Stairbuilders trade group sees challenges ahead
David Cooper, executive director of the Stairbuilders and Manufacturers Association, says the trade group’s recent annual conference Tuscaloosa, Ala., was the best attended and most highly rated in the organization’s…
David Cooper, executive director of the Stairbuilders and Manufacturers Association, says the trade group’s recent annual conference Tuscaloosa, Ala., was the best attended and most highly rated in the organization’s 29 years with expanded networking and learning opportunities.
It featured a plant tour at Fitts Industries, a stair-part manufacturer in Tuscaloosa and a discussion of important industry issues.
“The theme of this year’s conference, ‘Engineering the Future of the Stair Industry,’ was both literal and figurative. The SMA has hit record membership and growth is accelerating. We have greatly increased the value of membership, but see challenges ahead to adapt to changes in our industry and develop the infrastructure that will continue to meet the needs of our members in the years ahead,” Cooper says.
“At the same time, our industry needs to come up with cost-effective solutions that will allow our members’ products to be engineered to comply with structural requirements that are being enforced differently. In the world of engineered materials and products being introduced to residential construction, regulators are now questioning the tried-and-true materials and methods in an entirely different light.”
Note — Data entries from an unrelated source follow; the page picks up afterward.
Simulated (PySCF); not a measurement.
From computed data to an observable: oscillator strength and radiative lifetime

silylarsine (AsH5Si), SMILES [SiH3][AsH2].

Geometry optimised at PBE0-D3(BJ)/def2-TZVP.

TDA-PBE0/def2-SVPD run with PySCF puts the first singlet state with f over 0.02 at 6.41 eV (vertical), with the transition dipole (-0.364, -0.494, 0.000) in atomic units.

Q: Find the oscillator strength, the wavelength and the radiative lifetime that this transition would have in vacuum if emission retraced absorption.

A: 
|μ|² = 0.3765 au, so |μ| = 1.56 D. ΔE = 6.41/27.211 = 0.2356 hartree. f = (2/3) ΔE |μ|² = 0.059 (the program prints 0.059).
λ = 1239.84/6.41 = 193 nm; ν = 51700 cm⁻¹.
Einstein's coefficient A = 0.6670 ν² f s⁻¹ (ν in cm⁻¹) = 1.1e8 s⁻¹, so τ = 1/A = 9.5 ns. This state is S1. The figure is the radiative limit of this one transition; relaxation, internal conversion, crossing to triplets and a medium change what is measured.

Attendees also visited the testing labs at Mississippi State University and heard from representatives of the USDA Forest Products Laboratory in Madison, Wis.
“As a result of working with these fine organizations for several years, SMA members were informed of initial funding by the federal government of Phase One of our proposed testing program to determine design values for appearance grade hardwoods. Although it will focus on the primary species used in stairs, this groundbreaking study will establish critical values essential to the use of hardwoods as a structural material,” Cooper says.
The SMA’s 2018 annual conference, titled “Step into the Future, Honor our Past”, is scheduled for April 25-29 in Santa Fe, N.M. The event will focus on the famous Miraculous Staircase of the Loretto Chapel, a curved stairway surrounded by mystery and intrigue for its unusual helix shape and the fact that the name of the builder is still unknown.